Senate Democrat: Trump’s ‘mad Arab’ envoy to Saudi Arabia deserves quick confirmation

Congressional frustration with President Trump’s Saudi Arabia policy should not delay the confirmation of an American ambassador to Riyadh, said a key Senate Democrat.

Sen. Chris Murphy of Connecticut suggested that 67-year-old retired four-star Army Gen. John Abizaid could sail smoothly through the Foreign Relations Committee, despite disagreement between lawmakers and the administration about U.S. policy towards the Gulf ally. Committee members have been frustrated by Trump’s restrained reaction to the monarchy’s involvement in the murder of Washington Post columnist Jamal Khashoggi last year.

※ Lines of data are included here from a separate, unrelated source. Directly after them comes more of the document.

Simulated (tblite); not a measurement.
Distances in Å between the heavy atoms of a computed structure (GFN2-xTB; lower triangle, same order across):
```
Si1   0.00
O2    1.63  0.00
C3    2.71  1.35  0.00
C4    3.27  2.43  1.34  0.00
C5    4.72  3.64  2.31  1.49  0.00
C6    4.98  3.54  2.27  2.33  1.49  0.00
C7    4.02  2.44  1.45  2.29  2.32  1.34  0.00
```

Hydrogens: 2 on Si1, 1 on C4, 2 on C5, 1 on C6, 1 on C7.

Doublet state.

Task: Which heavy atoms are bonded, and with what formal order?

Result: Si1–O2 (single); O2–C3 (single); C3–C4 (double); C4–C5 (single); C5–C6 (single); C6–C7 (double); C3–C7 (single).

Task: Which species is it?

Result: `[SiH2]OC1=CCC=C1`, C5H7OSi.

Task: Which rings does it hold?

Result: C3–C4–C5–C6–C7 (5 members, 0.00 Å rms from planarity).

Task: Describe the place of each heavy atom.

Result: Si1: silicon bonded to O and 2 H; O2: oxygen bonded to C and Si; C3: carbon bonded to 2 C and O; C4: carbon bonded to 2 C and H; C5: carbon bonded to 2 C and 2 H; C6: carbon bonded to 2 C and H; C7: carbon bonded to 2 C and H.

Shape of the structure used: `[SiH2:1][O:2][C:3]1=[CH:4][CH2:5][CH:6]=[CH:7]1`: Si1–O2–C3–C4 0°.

“I’m sure there’ll be some tough questioning and some criticism of the administration, but I think that our priority should be getting General Abizaid confirmed as quickly as possible,” Murphy told reporters Tuesday evening.

“He’s not responsible for what the administration has done on Saudi Arabia,” Murphy, often an arch critic of the Saudis, added. “He is our best shot at trying to press some of our concerns there.”

The United States has been without an ambassador to Saudi Arabia since January 2017, shortly before Trump assumed office.

Abizaid, who is testifying before the panel this morning, is of Lebanese heritage and was nicknamed “the mad Arab” at West Point before rising to lead Central Command from 2003 to 2007. The posting gave him responsibility for U.S. military operations in 20 countries, from Egypt on his western flank, through the Persian Gulf, to South and Central Asia, to the eastern corner of Kazakhstan. If confirmed, Abizaid would also be tasked with helping the State Department orchestrate the establishment of a Middle East Strategic Alliance. The bloc, dubbed the Arab NATO, will require a detente in an ongoing diplomatic feud between Saudi Arabia and Qatar, the tiny Gulf state that hosts the CENTCOM headquarters where Abizaid served for four years.

“I think he shares a lot of our concerns about Saudi Arabia’s support for political repression and for Salafist causes around the region,” Murphy said, referring to the jihadists inspired by the form of Islam predominant in Saudi Arabia.

Saudi Arabia’s historic ties to the same ideology as that of some of the world’s most dangerous terrorist groups is just one challenge Abizaid would face as ambassador. His diplomatic appointment would come with a smaller area of responsibility than his CENTCOM role, but Saudi Arabia’s prominence in the region means he’d confront a thicket of rivalries and alliances, in addition to a fraught relationship between the Trump team and Congress.

His hearing takes place just two days after the committee hosted administration officials to explain the refusal to submit a proper report on Saudi Arabia’s violations of the Global Magnitsky Act, a federal law targeting human rights violators that senators invoked last year after Khashoggi was murdered inside the Saudi consulate in Istanbul, Turkey.

“It was insufficient and not terribly satisfying,” Sen. Mitt Romney, R-Utah, told reporters Tuesday. “We need to learn a lot more.”

[Opinion: Crown Prince Mohammed has learned nothing from Jamal Khashoggi’s killing]

New Jersey Sen. Bob Menendez, the committee’s top Democrat — who has accused the administration of refusing to require “full accountability” for the murder by not imposing any sanctions on Crown Prince Mohammed bin Salman — dismissed the hearing as a disaster.

Chairman James Risch said the committee is working to craft legislation that will force the president’s hand in the Khashoggi case, in part because of how the hearing unfolded. “There are many paths forward and we did discuss, at some length, the pros and cons of the various paths,” Risch told the Washington Examiner. “And I’m not ready to outline those yet, but we’re working on it.”

That dispute could foreshadow a tough confirmation hearing, but not if Murphy has his way.

“I hope that it doesn’t turn into a litigation of all of our complaints about the president’s policy towards Saudi Arabia, in part because we need to get General Abizaid on the ground as soon as possible,” he said.